Our sixth author in the Everyday Parsi 2020 series is Ervad Khushru Master of Auckland, New Zealand.
Khushru shares the “Memories of a 12 year-old-mohbed”
All of 12, I vividly recall how excited my younger brother Neville and I were for our first muktad at Sir Jamshetjee Jeejebhoy Agiary better known as Sir ni Agiary.
It may be something due to the fact that our father Khursetjee Vajifdar was a devout and dynamic dastur who got us started with public service as a young age.
In spite of a head bath so early in the morning there would be sleep in our eyes, however we would be bright-eyed and bushy-tailed the minute we but all set foot in the agiary.
The hustle-bustle of the people, the dasturjis praying loud, each one trying to drown the voice of the other when they recited the names of the departed souls, so that they can be heard by their respective behdin and bow down in reverence…. the energy, the fragrance of the sandal wood, the atmosphere was so beautiful with a multitude of lamps glowing and the tables decorated with roses and lilies was a sight to behold–especially at the break of dawn.
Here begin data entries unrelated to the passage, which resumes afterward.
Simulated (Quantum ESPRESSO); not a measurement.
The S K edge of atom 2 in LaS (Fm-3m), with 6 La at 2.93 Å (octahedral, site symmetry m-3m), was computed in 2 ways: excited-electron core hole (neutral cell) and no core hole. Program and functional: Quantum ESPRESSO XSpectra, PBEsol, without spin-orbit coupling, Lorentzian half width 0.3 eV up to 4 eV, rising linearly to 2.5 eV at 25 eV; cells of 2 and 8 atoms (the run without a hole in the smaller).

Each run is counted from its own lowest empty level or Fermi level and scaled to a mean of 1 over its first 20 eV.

A feeling of divinity enveloped the agiary and the people in it.
There is no hiding the fact that we were partly excited because as young kids it was the time to earn some good pocket money.
All the asudaats that the behdins would give us for praying was a great motivator to get up early in the morning at 4am and prep up to go to the agiary.
The moment we stepped into the sacred precincts of the fire temple, we had to get on with the morning satum.
Often, the behdins were eager to get their prayers done and get on with their day. And whilst I prayed with all the sincerity of a 12-year-old, I couldn’t help noticing what was laid out for satum— for that’s what we would be eating for breakfast.
Yummy bhakras today! How exciting was all that for a young lad.
Apart from the prayers and a feeling of serenity and peace, catching up with all the new mobeds who had come from different cities especially for muktad prayers and the chasniwala boys mostly from Petit School (Boarding) was the fun element. We all shared a great bond and a sense of camaraderie.
By the end of the day we were exhausted, yet exhilarated …and by the ninth day we couldn’t wait for the Parsee New Year to arrive. We made new friends, felt rich and important, and so satisfied with a perfect start to the year.
From the memories of a 12-year-old praying during muktad times, cut to the time we moved to Auckland 16 years ago…..and we had our first mukatad at the Forud Shahalori Dadgah that Aspi Shahlori had built singlehandedly 15-years-ago.
We were overcome with a feeling of joy and gratitude that we could have the prayers for the departed souls in a faraway land…literally at the end of the world.
The anticipation was no less—not for the asudaat now but just that it would bring solace to all the people who have lost their near and dear ones, as they found comfort in the prayers. Bringing in the New Year with a jashan at the dadgah was always a special event that brought the community together.
Most of the prayers are done on a voluntary basis and my older and wiser self is filled with a sense of reverence.
It is a huge privilege as we collectively pray to all our Fravashis followed by the remembrance of individual souls and Fravashis of the departed souls.
Ervad Khushru Master lives in Auckland with his wife Farida. Besides being actively involved in the local community at various levels, he is one of the regular mobeds performing various religious ceremonies, and will be performing the community muktad prayer ceremonies at the Shahlori Darbe –Mehr in Auckland.